Economists call it “voting with your feet”: choosing where you live depending upon the package of public services—and costs—in a particular part of a metropolis. In the San Antonio area, “voting with your feet” takes the specific form of choosing your home based on one or another school district, even down to a specific high school or middle school. As people in San Antonio make those choices over and over, year after year, some clear patterns emerge, patterns that in turn shape and define how our community works.
Over the last 25 years, San Antonians have consistently chosen to move out, leaving inner city school districts such as San Antonio ISD and Edgewood ISD for newer neighborhoods in different districts. In part, that choice reflects the appeal of brand-new housing in recently developed outlying subdivisions, but it also reflects a choice about schools and school districts. This choice is most evident in the annual figures on district student enrollment.
In 1988, the San Antonio Independent School District served 61,501 students. By 2012, enrollment was 54,268—a drop of 11.8 percent. Compare that to the North East Independent School District, where student enrollment grew by 74 percent over the same time span. Or the Northside Independent School District, where the student population more than doubled from 1988 to 2012—an increase of 107 percent.

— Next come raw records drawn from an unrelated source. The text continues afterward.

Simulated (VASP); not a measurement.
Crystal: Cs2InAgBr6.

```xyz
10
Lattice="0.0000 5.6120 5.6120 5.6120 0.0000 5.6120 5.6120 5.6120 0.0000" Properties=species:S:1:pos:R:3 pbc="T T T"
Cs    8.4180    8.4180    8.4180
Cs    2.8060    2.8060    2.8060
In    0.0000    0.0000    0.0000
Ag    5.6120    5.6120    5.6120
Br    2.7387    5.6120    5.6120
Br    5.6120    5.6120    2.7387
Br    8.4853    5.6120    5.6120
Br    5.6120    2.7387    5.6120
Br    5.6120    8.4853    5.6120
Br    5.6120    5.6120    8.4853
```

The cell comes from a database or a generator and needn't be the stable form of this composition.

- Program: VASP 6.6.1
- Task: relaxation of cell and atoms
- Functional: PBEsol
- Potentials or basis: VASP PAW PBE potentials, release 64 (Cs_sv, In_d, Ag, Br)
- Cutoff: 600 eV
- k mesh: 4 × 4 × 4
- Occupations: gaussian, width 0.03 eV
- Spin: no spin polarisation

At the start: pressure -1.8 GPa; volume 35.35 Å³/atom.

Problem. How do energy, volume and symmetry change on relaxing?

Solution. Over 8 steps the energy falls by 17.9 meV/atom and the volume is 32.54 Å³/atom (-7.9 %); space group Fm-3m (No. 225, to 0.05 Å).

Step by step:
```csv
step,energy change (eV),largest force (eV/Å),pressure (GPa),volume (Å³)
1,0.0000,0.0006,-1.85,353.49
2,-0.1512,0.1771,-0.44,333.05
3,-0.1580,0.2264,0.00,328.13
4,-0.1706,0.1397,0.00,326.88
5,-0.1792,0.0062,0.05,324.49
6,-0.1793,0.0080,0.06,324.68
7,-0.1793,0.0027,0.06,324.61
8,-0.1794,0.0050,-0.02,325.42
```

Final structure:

Even th massive growth of North East and Northside is eclipsed by districts that are farther out, albeit still small. From 2,588 students in 1988, the Boerne Independent School District hit an enrollment of 7,094 in 2012—an increase of nearly 160 percent. The Comal Independent School District grew by 222 percent from 1988 to 2012.
“Voting with your feet” can yield a substantial difference in school district performance. Take one measure, the longitudinal, or four year, high school graduation rate. For the class of 2010, the San Antonio district managed a graduation rate of aproximately 68 percent. For Northside, the comparable rate was about 89 percent, and North East was 87 percent. While not accounting for differences in student background or circumstances, it appears that Northside and North East are far more successful at keeping kids in schools, and seeing that they graduate. For the Boerne and Comal districts, the differences from SAISD are even more striking, with nearly a 91 percent rate in Comal and more than 98 percent in Boerne.
Rather than diminishing, the differences in graduation rate have been increasing over the last decade. For example, for the class of 1999, SAISD posted a 70.3 percent graduation rate. The rate for Northside was a bit higher, at 77.9 percent, but the difference was not nearly as dramatic as it is now. To some observers, the vast performance gap between SAISD and others doesn’t represent a problem for them. Those families who value better performing schools (and can afford a new house) can simply move. But our community pays a high price for having different school districts with such widely varying performance and appeal. First, as we compete with other cities and metro areas around the country, much of that competition involves the local stock of human capital: the education, skills and abilities of the local labor force. Our high dropout rate doesn’t just mean that we lose the potential of a host of young people; it also means San Antonio appears far less competitive to potential employers. That’s why a look at the Economic Development Foundation’s latest “economic impact” report for 2012 shows the top new businesses attracted to or expanding in San Antonio are Maruchan, with 600 low-wage jobs at a ramen noodle plant, or VMC/Volt with 600 jobs at a tech support call center, or Southwest Airlines, with 322 jobs at another call center. Indeed, the EDF’s list of new area jobs is dominated by the category “Information Technology Support Services.” Translation: more call centers.
The “voting with your feet” phenomenon also has implications for the viability of downtown San Antonio and the entire inner city. If those who can do abandon the inner core neighborhoods in search of a “better” school or district, the result is a weakening of the entire downtown economy, and the viability of San Antonio’s older neighborhoods. It means that many neighborhoods are only likely to keep those who can’t move, or young singles or older empty nesters who need not worry about the quality of their school district. When young couples with children move further out, even out of Bexar County, they take with them their activity spending and interest, as well as the prospect of a vibrant cultural and performing arts district downtown.
Between the goal of a “decade of downtown” and the hope for real local economic development and job growth, you might think our civic and government leaders would be mounting a major push to improve local public education, ensuring a higher graduation rate across the community. Somehow we appear to be more consumed with the possible routes of a downtown streetcar system than the need for a skilled, educated workforce and a viable inner city.